SB 1188: Manufacturers not liable for selling junk?

March 26, 2014

Recycled household appliances

Update 5/28/14: The state Senate voted 21-14 today to approve SB 1188. The bill now moves to the Assembly.

MARCH 26, 2014 – courts have let business off the hook for hazy TV screens, overheating computers, malfunctioning washing machines, and more. Senate Bill 1188 holds corporations accountable – but it faces fierce industry opposition from manufacturers and high-tech businesses.


For decades, the Consumer Legal Remedies Act (CLRA) helped protect Californians from fraudulent business practices. But court rulings weakened the act. Senate Bill 1188 is the cure.

Under this California law, businesses faced charges of fraud if they knew of an inherent product defect, but failed to inform consumers about it. Be it a balky TV, computer or appliance, CLRA acted as a strong disincentive to deceptive marketplace behavior.

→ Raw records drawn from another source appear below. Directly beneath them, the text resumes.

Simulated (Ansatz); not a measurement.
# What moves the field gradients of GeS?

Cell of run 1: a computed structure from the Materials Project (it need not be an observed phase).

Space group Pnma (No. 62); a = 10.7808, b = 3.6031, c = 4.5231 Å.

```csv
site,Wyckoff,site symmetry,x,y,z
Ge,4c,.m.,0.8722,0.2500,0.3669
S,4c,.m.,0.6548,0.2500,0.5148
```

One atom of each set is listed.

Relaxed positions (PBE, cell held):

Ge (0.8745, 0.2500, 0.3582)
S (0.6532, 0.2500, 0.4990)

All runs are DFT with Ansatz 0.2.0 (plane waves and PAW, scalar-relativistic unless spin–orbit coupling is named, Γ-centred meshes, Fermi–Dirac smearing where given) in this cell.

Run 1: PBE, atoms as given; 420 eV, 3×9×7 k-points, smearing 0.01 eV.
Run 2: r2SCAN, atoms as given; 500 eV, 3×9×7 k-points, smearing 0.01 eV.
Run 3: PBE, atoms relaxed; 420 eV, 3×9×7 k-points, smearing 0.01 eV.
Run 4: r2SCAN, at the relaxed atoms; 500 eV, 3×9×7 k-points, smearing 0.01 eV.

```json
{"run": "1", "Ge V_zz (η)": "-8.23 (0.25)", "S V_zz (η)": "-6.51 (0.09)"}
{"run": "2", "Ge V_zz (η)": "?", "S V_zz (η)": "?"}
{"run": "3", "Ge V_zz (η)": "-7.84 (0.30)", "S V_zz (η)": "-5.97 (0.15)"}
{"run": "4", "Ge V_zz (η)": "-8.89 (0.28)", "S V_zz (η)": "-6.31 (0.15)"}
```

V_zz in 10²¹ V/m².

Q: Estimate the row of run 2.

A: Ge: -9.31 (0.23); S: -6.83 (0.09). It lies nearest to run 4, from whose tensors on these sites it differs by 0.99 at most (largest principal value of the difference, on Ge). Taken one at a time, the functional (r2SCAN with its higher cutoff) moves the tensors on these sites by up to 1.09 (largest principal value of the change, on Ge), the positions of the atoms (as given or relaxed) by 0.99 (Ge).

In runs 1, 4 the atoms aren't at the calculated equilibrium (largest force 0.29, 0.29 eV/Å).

But in recent years, courts have hamstrung the use of CLRA to expose fraud and seek justice for consumers. Ever since a 2006 state appeals court ruling in the case of Daugherty v. American Honda Motor Co., CLRA fraudulent omission claims have in some cases been rejected if a product or service did not pose a demonstrable risk to consumer health or safety.

The result: a manufacturer can sell a product it knows is likely to break down long before its expected useful life, and face no responsibility even if the company concealed its knowledge of the problem. That was never the intent when state lawmakers crafted the CLRA as a weapon in the fight against fraud.

Senate Bill 1188 by Sen. Hannah-Beth Jackson provides a solution. It spells out that CLRA protects consumers when a company commits fraud by failing to disclose a known latent defect, whether or not safety is at risk.

SB 1188 is necessary to assure fairness for Californians when a business defrauds customers. Otherwise, merchants in all but the most dangerous cases will be able with impunity to sell products they know will soon become junk.

Here are examples of defrauded consumers denied their day in court:

Sony TVs: Consumers brought a class-action lawsuit alleging CLRA violations after their TV’s started displaying bright blue, yellow and green spots, stains and haze – all after the warranty period expired. Sony refused free repairs, even though consumers alleged the company knew of the problem in the LCD technology. A court rejected CLRA claims because the defect did not relate to product safety.

Sears washing machines: Defects in the electronic control boards prompted a federal class-action lawsuit citing CLRA. Consumers said Sears misrepresented the machines as the highest quality. The district court rejected all claims filed after the warranty period, saying they failed to demonstrate a safety defect.

Alienware computer: A consumer sued under the CLRA after his $4,149 laptop computer overheated, shut down and stopped working after just six months of use. The 9th U.S. Circuit Court of Appeals rejected the lawsuit, citing the Daugherty case and noting that the plaintiff failed to prove that the defect posed a safety threat. The early dismissal of the case, however, denied the plaintiff an opportunity for discovery to determine if Alienware had hidden knowledge that its expensive computer model often fails sooner than would be deemed reasonable by most consumers.